Full-Text Search Guide

turbopuffer supports BM25 full-text search for string and []string types. This guide shows how to configure and use full-text search with different options.

turbopuffer's full-text search engine has been written from the ground up for the turbopuffer storage engine for low latency searches directly on object storage.

For hybrid search combining both vector and BM25 results, see Hybrid Search.

For all available full-text search options, see the Schema documentation.

Basic example

The simplest form of full-text search is on a single field of type string.

# $ pip install turbopuffer
import turbopuffer
import os

tpuf = turbopuffer.Turbopuffer(
    # API tokens are created in the dashboard: https://turbopuffer.com/dashboard
    api_key=os.getenv("TURBOPUFFER_API_KEY"),
    region="gcp-us-central1", # choose best region: https://turbopuffer.com/docs/regions
)

ns = tpuf.namespace(f'fts-basic-example-py')
ns.write(
    upsert_rows=[
        {
            'id': 1,
            'content': 'turbopuffer is a fast search engine with FTS, filtering, and vector search support'
        },
        {
            'id': 2,
            'content': 'turbopuffer can store billions and billions of documents cheaper than any other search engine'
        },
        {
            'id': 3,
            'content': 'turbopuffer will support many more types of queries as it evolves. turbopuffer will only get faster.'
        }
    ],
    schema={
        'content': {
            'type': 'string',
            # Enable BM25 with default settings
            # For all config options, see https://turbopuffer.com/docs/write#schema
            'full_text_search': True
        }
    }
)

# Basic FTS search.
results = ns.query(
    rank_by=('content', 'BM25', 'turbopuffer'),
    limit=10,
    include_attributes=['content']
)
# [3, 1, 2] is the default BM25 ranking based on document length and
# term frequency
print(results)

# Simple phrase matching filter, to limit results to documents that contain the
# terms "search" and "engine"
results = ns.query(
    rank_by=('content', 'BM25', 'turbopuffer'),
    filters=('content', 'ContainsAllTokens', 'search engine'),
    limit=10,
    include_attributes=['content']
)
# [1, 2] (same as above, but without document 3)
print(results)

# To combine with vector search, see:
# https://turbopuffer.com/docs/hybrid-search

Advanced example

You can use full-text search operators like Sum and Product to perform a full-text search across multiple attributes simultaneously.

import turbopuffer

tpuf = turbopuffer.Turbopuffer(
    region='gcp-us-central1', # choose best region: https://turbopuffer.com/docs/regions
)

ns = tpuf.namespace(f'fts-advanced-example-py')
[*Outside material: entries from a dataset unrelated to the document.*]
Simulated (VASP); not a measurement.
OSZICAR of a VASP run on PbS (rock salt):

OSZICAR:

# Write some documents with a rich set of attributes.
ns.write(
    upsert_rows=[
        {
            'id': 1,
            'title': 'Getting Started with Python',
            'content': 'Learn Python basics including variables, functions, and classes',
            'tags': ['python', 'programming', 'beginner'],
            'language': 'en',
            'publish_date': 1709251200
        },
        {
            'id': 2,
            'title': 'Advanced TypeScript Tips',
            'content': 'Discover advanced TypeScript features and type system tricks',
            'tags': ['typescript', 'javascript', 'advanced'],
            'language': 'en',
            'publish_date': 1709337600
        },
        {
            'id': 3,
            'title': 'Python vs JavaScript',
            'content': 'Compare Python and JavaScript for web development',
            'tags': ['python', 'javascript', 'comparison'],
            'language': 'en',
            'publish_date': 1709424000
        }
    ],
    schema={
        'title': {
            'type': 'string',
            'full_text_search': {
                # See all FTS indexing options at
                # https://turbopuffer.com/docs/write#param-full_text_search
                'language': 'english',
                'stemming': True,
                'remove_stopwords': True,
                'case_sensitive': False
            }
        },
        'content': {
            'type': 'string',
            'full_text_search': {
                'language': 'english',
                'stemming': True,
                'remove_stopwords': True
            }
        },
        'tags': {
            'type': '[]string',
            'full_text_search': {
                'stemming': False,
                'remove_stopwords': False,
                'case_sensitive': True
            }
        }
    }
)

# Advanced FTS search.
# In this example, hits on `title` and `tags` are weighted / boosted higher than
# hits on `content`.
result = ns.query(
    # See all FTS query options at https://turbopuffer.com/docs/query
    rank_by=('Sum', (
        ('Product', 3, ('title', 'BM25', 'python beginner')),
        ('Product', 2, ('tags', 'BM25', 'python beginner')),
        ('content', 'BM25', 'python beginner')
    )),
    filters=('And', (
        ('publish_date', 'Gte', 1709251200),
        ('language', 'Eq', 'en'),
    )),
    limit=10,
    include_attributes=['title', 'content', 'tags']
)
print(result.rows)

# To combine with vector search, see:
# https://turbopuffer.com/docs/hybrid-search

Custom tokenization

When turbopuffer's built-in tokenizers aren't sufficient, use the pre_tokenized_array tokenizer to perform client side tokenization using arbitrary logic.

import turbopuffer
from typing import List

tpuf = turbopuffer.Turbopuffer(
    region='gcp-us-central1', # choose best region: https://turbopuffer.com/docs/regions
)

# A simple word tokenizer that preserves hyphens instead of splitting on them.
def tokenize(text: str) -> List[str]:
    # Replace all characters besides alphanumeric and '-' with spaces.
    cleaned = ""
    for ch in text:
        if ch.isalnum() or ch in "-":
            cleaned += ch
        else:
            cleaned += str(" ")
    # Lowercase and split on spaces.
    return cleaned.lower().split()

# Write some sample data.
ns = tpuf.namespace(f'fts-custom-tokenization-example-py')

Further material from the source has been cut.